Kingston, Jamaica — 20 November 2025
Jamaica’s building and construction sector contributes approximately 10 per cent of gross domestic product and employs thousands of workers in formal and informal capacities, according to data from the Planning Institute of Jamaica and the Statistical Institute of Jamaica. The sector posted output growth of 1.4 per cent in the first quarter of 2025, contributing positively to Jamaica’s broader economic expansion of 1.1 per cent year-on-year in that period — a rebound from a 0.8 per cent contraction in the fourth quarter of 2024 that was attributed in part to weather disruptions and supply chain pressures. The construction sector’s performance in 2025 reflects the cumulative effect of multi-year public and private investment commitments that were translating into actual ground activity: government affordable housing schemes, NHT developer partnerships, private apartment and townhouse developments in Kingston and the north coast, and the expansion of commercial and logistics real estate driven by Jamaica’s growing role as a transshipment hub.

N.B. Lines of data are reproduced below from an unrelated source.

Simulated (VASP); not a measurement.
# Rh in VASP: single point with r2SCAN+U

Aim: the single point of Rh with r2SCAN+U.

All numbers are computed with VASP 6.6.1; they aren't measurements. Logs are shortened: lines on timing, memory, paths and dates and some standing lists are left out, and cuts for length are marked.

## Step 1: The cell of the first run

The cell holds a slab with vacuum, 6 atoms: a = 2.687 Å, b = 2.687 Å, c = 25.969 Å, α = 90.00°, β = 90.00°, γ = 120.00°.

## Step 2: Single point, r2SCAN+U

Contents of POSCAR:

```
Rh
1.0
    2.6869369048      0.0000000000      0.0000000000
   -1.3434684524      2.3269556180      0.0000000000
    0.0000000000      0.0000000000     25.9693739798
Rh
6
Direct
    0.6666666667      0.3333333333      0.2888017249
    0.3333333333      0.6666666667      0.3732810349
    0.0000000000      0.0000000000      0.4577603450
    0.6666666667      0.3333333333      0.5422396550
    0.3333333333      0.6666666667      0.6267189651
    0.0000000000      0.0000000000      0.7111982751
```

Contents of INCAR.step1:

Construction as an Economic Multiplier
The construction sector’s economic significance extends well beyond its direct GDP contribution. Construction activity in Jamaica generates backward linkages to building materials supply (cement, steel, lumber, tiles, plumbing, electrical), forward linkages to real estate services (valuation, legal conveyancing, mortgage financing, insurance), and direct employment across skill levels from unskilled laborers to master craftsmen, project managers, and civil engineers. Every residential unit completed generates activity across multiple other sectors before the first homeowner takes possession.
The construction industry’s labour intensity is particularly significant in the Jamaican context, where formal employment generation remains a policy priority. Unlike capital-intensive sectors where output growth does not necessarily translate to proportionate job creation, construction activity maps closely to employment: more units under construction means more workers on site. The NHT’s pipeline of 19,575 housing solutions under its two-year plan, the HAJ’s ongoing schemes, and the private sector’s major developments represent a sustained employment base for the sector through the mid-2020s.
Skills and Labour Agreement
The construction sector’s expansion has been accompanied by a renewed focus on formalization and worker welfare. A collective labour agreement for the building and construction industry was concluded between the relevant industry stakeholders and worker representatives, establishing standardized wage rates and conditions for the sector. The agreement represents a structural improvement in the construction labour market — one that, over time, is expected to attract and retain more skilled workers who might otherwise leave for tourism or other sectors, and to reduce the informality that has historically made it difficult to quantify the sector’s true employment contribution. Formalizing construction employment also improves access to NHT contributions for construction workers, many of whom work in project-based arrangements that previously made consistent NHT registration difficult.
The sector’s skills shortage — a persistent challenge identified in multiple industry surveys as a constraint on the pace of housing delivery — remains a concern. Specialized trades including plumbing, electrical, tiling, and masonry are in short supply relative to the volume of construction activity underway, and the lead time required to train workers in these trades means that the current shortage will not be resolved quickly. The collective labour agreement, by improving conditions and certainty of pay, may help attract workers who had left the sector, but structural training investments over the medium term remain necessary to close the gap.
Materials and Cost Pressures
Construction output growth in 2025 occurred against a backdrop of materials cost stabilization after the sharp increases of 2022 and 2023. Cement prices, a key input cost in Jamaican residential construction, stabilized following the government’s approval of supplementary cement imports in 2024, which addressed the supply shortfall created by domestic production constraints. Steel and lumber prices also eased from their peak levels, providing some relief to developers who had been absorbing significant cost increases. The stabilization of input costs improved project economics for developers and, in some cases, allowed price reductions or product value improvements for buyers — a welcome development in a market where construction cost escalation had been squeezing the supply of affordably-priced new units.
“The construction sector and the housing market are the same story told from two angles,” said Dean Jones, Managing Director of Jamaica Homes. “When construction is active, housing supply grows, employment grows, and the multiplier effect reaches every parish in Jamaica. The 10-per-cent-of-GDP figure is the headline, but what it represents underneath is hundreds of projects, thousands of workers, and a pipeline of homes that will house Jamaican families for decades. The sector’s 1.4-per-cent growth in early 2025 is real progress. The question now is whether we can sustain that pace and whether we can train enough skilled workers to keep up with what the pipeline requires.”